1) Summary: Tell what it shows.
Referring to a Table/Figure
- Consistently use present tense (even if the data refers to the past – the table shows that in the 1960s people were more prone to…)
- May use active or passive forms – details are provided…the table provides details
- Show, provide, give, present, summarize, illustrate, reveal, display, demonstrate, indicate, suggest
This line graph/bar graph/pie-chart/table shows . . .
The x-axis/y-axis represents . . .
The shaded/dark/light area indicates . . .
2) Highlighting statements: Point out generalizations from the details of the data.
As shown in the . . ./As revealed by the . . ./As can be seen in the . . .
It is interesting to see that . . ./Notice that . . .
- Repeat all the details in words
- Attempt to cover all the information
- Claim more than is reasonable or defensible
3) Concluding a commentary: Explain the data and/or discuss implications
This was probably because . . ./The could have been the result of . . .

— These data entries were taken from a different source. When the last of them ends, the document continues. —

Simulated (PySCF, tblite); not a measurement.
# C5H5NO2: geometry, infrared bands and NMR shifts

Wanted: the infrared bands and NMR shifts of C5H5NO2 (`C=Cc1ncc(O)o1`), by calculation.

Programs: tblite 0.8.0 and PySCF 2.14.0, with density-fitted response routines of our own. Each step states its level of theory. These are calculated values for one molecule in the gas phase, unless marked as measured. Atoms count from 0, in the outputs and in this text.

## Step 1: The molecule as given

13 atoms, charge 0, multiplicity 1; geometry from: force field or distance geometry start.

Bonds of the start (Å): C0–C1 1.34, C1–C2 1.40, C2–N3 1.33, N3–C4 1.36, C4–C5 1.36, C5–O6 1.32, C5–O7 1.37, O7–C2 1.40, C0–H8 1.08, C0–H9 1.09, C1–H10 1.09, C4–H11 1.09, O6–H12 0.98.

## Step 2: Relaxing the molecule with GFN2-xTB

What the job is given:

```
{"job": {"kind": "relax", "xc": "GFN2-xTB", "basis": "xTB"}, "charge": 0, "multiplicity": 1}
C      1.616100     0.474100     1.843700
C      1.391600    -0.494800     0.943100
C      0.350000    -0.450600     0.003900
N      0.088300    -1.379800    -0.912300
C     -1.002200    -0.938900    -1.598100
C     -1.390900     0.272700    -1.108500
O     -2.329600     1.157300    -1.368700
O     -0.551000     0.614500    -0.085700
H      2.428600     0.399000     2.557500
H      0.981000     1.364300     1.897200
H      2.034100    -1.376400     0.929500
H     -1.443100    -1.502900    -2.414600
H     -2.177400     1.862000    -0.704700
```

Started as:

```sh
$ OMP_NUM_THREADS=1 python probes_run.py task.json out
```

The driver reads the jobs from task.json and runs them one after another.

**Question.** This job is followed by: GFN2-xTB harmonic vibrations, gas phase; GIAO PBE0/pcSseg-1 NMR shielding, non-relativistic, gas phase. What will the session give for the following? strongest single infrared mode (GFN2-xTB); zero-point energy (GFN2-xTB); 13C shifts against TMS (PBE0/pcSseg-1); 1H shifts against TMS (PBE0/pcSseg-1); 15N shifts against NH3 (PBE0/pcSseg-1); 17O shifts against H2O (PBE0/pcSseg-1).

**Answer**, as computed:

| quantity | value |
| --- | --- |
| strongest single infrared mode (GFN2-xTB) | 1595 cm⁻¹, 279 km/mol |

This trend indicates that if . . ./This has several implications for the future.
• Qualifying comparisons: Which is the most effective comparison?
a. Sixty-nine percent of girls reported restrictions on going out late at night as
opposed to thirty-five percent of boys.
b. More girls reported restrictions on going out late at night than did boys.
c. Thirty-four percent more girls reported restrictions on going out late at night
than did boys.
d. Almost exactly twice as many girls reported restrictions on going out late at
night as did boys.
• Other useful alternatives
A marginally smaller percentage of X reported . . .
Slightly over twice as many X reported . . .
Close to three times as many X reported . . .
X exceeded Y in the times they reported . . . by a ratio of 3.5 to 1.
The percentage of X who reported . . . is roughly twice that of Y.